WEST PALM BEACH, Fla. - WEB EXTRA: Click here for an interactive chart that tracks the cost of gasoline over the past 10 years.
When you go to fill up your car, what are you thinking?
"My concern is price, only price," said one motorist.
Other drivers do think about what they're pumping.
"Additives, detergents and reliability," said another motorist.
So what's in the gas that goes into your car?
Working with our partners at the Scripps Howard News Service, we collected one-gallon samples of regular, unleaded and premium fuel from 8 national brands across 3 states. We took our samples to Paragon Laboratories, an independent, certified testing facility near Detroit to find out if all brands are created equal when it comes to detergent.
"One of the worst things you can do is to go from brand to brand to brand, getting the cheapest stuff you can find," said Tony Molla of the National Institute for Automotive Service Excellence.
He says if you repeatedly fill up with gas that doesn't have enough detergent, deposits can build up causing your engine to burn more gas.
"As the deposits build up, they tend to attract more deposits, so it's very much like a process that the longer it goes untreated, the worse it becomes," he said.
Paragon performed unwashed gum tests. Those are the same tests automakers use when spot-checking to see if gas meets their standards. Scientists boiled each sample and measured the residue left behind; the more residue - the more detergent - which could equal better gas mileage.
In our test of regular unleaded gas, Exxon had the highest level of additives, with 20 milligrams of residue per 100 milliliters. BP and Shell followed close behind, while Marathon, Citgo, Pilot and Speedway samples each had less than half the amount of detergent found in the top three brands.
"Obviously the more detergent, the more efficient job it's going to do of cleaning the valves," said Molla.

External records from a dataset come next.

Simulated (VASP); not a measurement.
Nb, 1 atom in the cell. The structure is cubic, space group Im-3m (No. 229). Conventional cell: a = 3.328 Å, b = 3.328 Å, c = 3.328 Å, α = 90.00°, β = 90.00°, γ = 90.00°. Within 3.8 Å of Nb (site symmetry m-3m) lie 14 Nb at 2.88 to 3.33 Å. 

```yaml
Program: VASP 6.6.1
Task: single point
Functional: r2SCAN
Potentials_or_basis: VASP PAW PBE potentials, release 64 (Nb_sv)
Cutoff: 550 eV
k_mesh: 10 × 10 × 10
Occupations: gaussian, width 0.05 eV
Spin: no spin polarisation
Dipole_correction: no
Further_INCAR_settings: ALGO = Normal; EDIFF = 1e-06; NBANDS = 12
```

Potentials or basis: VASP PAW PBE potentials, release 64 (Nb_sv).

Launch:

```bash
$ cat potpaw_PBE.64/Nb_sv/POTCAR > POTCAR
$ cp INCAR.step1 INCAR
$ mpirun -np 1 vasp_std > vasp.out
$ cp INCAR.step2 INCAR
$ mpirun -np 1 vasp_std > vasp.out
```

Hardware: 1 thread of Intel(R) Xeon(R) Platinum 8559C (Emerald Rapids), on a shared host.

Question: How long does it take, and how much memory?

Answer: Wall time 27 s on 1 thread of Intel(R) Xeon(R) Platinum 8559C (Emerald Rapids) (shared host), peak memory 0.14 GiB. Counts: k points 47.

You pay a premium for gas that's 92 or 93 octane, and in our test, Shell leads the pack with 31 milligrams. It's followed by BP and Exxon. We found the lowest levels of additives at Speedway, Mobil, Citgo, Marathon and Pilot. Pilot's 8.8 milligrams is three times less than Shell's.
In a statement, Pilot Vice President Alan Wright said, "Our gas blends meet EPA requirements. We don't put in extra."
"We always recommend that you try to find one brand of gasoline that you like and stick with it or at least one location," said Molla.